National Volunteer Week North East Region profile: Peer support and people skills

Originally from Cape Town, South Africa, Mr Rutgers says he felt like he needed to give back to the community that accepted him with open arms when he moved to Australia.

It’s why at 45 years old, he signed up as a CFA volunteer, and committed to helping in any way he could.

“I didn’t know anybody at the station but it wasn’t a daunting experience. It was simply new chapter for me.”

25 years later and Byron has embraced his role as a peer support officer.
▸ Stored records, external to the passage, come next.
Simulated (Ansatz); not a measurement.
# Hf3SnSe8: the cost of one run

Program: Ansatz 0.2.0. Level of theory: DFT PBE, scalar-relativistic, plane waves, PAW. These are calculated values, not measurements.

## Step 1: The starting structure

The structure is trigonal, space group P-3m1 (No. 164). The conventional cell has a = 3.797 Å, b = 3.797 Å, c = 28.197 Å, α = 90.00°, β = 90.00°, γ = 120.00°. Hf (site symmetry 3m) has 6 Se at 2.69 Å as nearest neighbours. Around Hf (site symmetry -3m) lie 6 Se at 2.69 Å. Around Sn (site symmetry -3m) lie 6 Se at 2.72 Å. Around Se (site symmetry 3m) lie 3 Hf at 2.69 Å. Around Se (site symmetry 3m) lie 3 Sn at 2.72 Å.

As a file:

His position means he has worked with many different firefighters from a wide range of brigades across the state, and says it’s important to celebrate all volunteers during National Volunteer Week, running from 18 May – 24 May.

“Personally I’m not in it for the recognition, but when we go on strike teams and pass towns where CFA has saved lives and property, it does give you a sense that what you’re doing is worth it.

“When firefighters turn up, you can see the change in peoples’ attitude, from great despair to knowing there are people that are there for them.”

Like Byron, Megan Klippel also signed up to give back to her community.

Another volunteer from CFA’s North East Region, Megan was 19 when she first volunteered with Cobram Fire Brigade.

“I’d finished Year 12 the year before, and was working at the supermarket,” she said.

“I had a lot of self-doubt and never thought I could succeed in such a way, but the brigade – management and all the members – took me in with open arms.

“They encouraged me to take on responsibilities within the brigade and today I’m secretary.

Megan says one of the greatest benefits of being a member of the CFA was the life-long friendships she has made.

“Not just here with Cobram Fire Brigade, but with surrounding brigade members I’ve been on strike teams with,” she said.

“What I’ve loved during my time is being able to help with our junior brigade members, and working on community events like our annual show or open days. I think what I love most is when kids get to climb in our vehicle. They always have a big smile on their faces.”

Megan draws on her family and work colleagues to support her volunteering.

“Actually, shortly after I joined, my brother joined also, so we support each other.

“I was a shy girl – a not-really-talking-to people person. Volunteering with the CFA has given me confidence to use my communication and people skills in life and in the workplace.

“I wish I had joined sooner when I found out you could join at 16. The skills are so valuable. I think working as a volunteer helps young people in the workplace.”